Ready, set …

Butte County’s registrar gives her take on Tuesday’s balloting

Ask Candace Grubbs how she’s doing, and the answer doubles for what she’s doing: “Running like crazy.”

Butte County’s clerk-recorder/registrar is overseeing her second election in four months, which is just the prelude to the huge one in November.

Her staff already has processed more than 14,500 mail-in ballots, and while that may seem to be a lot, that might be just the tip of the iceberg. Thousands and thousands more await the June 3 procrastinators.

Meanwhile, she’s been shuttling back and forth to Sacramento seeking money for the first ‘08 election, February’s presidential primary. The state has offered reimbursement at “55 cents on the dollar,” Grubbs said, so she’s gone back to deliver a message: “You called this election—you’ve gotta pay!”

If there’s a silver lining, at least she’s not fund-fighting before the presidential election: “I think it’s going to be pretty quiet at the polls” Tuesday.

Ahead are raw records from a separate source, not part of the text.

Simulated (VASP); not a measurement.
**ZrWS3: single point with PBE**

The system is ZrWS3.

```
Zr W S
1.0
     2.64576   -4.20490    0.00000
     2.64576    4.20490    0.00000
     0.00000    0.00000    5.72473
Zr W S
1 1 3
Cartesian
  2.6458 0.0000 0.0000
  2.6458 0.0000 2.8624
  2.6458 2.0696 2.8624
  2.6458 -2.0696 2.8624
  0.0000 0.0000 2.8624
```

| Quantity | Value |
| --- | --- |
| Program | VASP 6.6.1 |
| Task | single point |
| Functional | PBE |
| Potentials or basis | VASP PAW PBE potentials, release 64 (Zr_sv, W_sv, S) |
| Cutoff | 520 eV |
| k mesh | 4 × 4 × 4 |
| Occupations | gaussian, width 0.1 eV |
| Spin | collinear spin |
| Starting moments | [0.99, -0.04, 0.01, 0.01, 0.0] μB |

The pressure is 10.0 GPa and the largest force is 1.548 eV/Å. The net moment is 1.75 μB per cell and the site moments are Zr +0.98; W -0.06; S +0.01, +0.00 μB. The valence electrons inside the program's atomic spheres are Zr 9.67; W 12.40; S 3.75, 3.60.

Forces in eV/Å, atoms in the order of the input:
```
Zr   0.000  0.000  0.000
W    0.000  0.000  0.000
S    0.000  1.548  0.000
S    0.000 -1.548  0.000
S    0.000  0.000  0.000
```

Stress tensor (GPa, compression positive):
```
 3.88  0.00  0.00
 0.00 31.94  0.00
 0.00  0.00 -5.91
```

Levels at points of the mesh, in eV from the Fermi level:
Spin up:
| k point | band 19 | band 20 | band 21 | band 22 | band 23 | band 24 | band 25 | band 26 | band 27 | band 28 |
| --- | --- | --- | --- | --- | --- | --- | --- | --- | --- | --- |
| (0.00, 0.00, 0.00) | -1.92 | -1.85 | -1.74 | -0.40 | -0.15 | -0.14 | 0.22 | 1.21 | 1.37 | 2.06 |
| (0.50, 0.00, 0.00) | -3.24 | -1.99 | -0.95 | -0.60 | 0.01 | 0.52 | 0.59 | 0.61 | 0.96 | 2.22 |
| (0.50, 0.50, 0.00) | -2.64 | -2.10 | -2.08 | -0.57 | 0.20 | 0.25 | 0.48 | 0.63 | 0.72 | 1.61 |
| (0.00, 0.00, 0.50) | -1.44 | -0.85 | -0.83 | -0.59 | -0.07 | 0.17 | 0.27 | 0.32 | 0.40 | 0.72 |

“My concern now is the number of absentee ballots we are or aren’t getting,” Grubbs said in a phone interview last Friday (May 23). “I’m hoping people pull ’em off the kitchen counter. We try to process them ahead of time, because we don’t have time on election night.”

That’s because California registrars once again must use paper ballots in the polls, which take longer to tabulate and certify than electronic results (more on this later).

Plus, with early mail-ins, there’s the chance to let voters correct procedural mistakes that otherwise would invalidate their ballots. “People are creative, especially American people,” Grubbs said. “We’re busy; we don’t read directions.”

For instance:

“You don’t sign your ballot. It’s secret. If you sign your ballot, it’s not secret!”

Sign the envelope, please.

In such cases, the elections office sends out letters, plus notes the status in its new online tracking system for mailed-in ballots (check clerk-recorder.buttecounty.net/).

“I will stand on the fact that my job is to see every vote counts that we can legally count,” Grubbs said. That leads to her source of continuing frustration: Secretary of State Debra Bowen’s restrictions on electronic voting. As was the case in February, each precinct will have just one machine, ostensibly for disabled citizens.

Ostensibly.

“We don’t discriminate in this county,” Grubbs declared. “We’re not going to ask if you’re disabled.”

Poll volunteers simply ask if voters prefer paper or electronic—a procedure Grubbs said earned praise from the secretary of state’s office in February, when 24 percent of Butte County voters cast their ballots by touch-screen (including 198 on one machine alone in Durham).

Grubbs understands voters’ fears, which is why her office conducts informational sessions with voting-system specialists. She also understands the benefits of technology.

“Touch-screens won’t allow you to overvote, and at the end a screen tells you if you missed a race,” she explained. “They aren’t hooked into anything; the only ones who program ’em are us [registrar staff]… We need to get the state moving along [in understanding] that we’re a society that is busy and likes instant results.”

Toward that end, Butte County is joining Tulare County in filing an “amicus brief” supporting San Diego County’s appeal of Bowen’s policies.

“This is just a speed-bump to progress,” Grubbs said, adding that she and other registrars “pray for wide margins, and I hope other states do well, so some of this fear subsides.”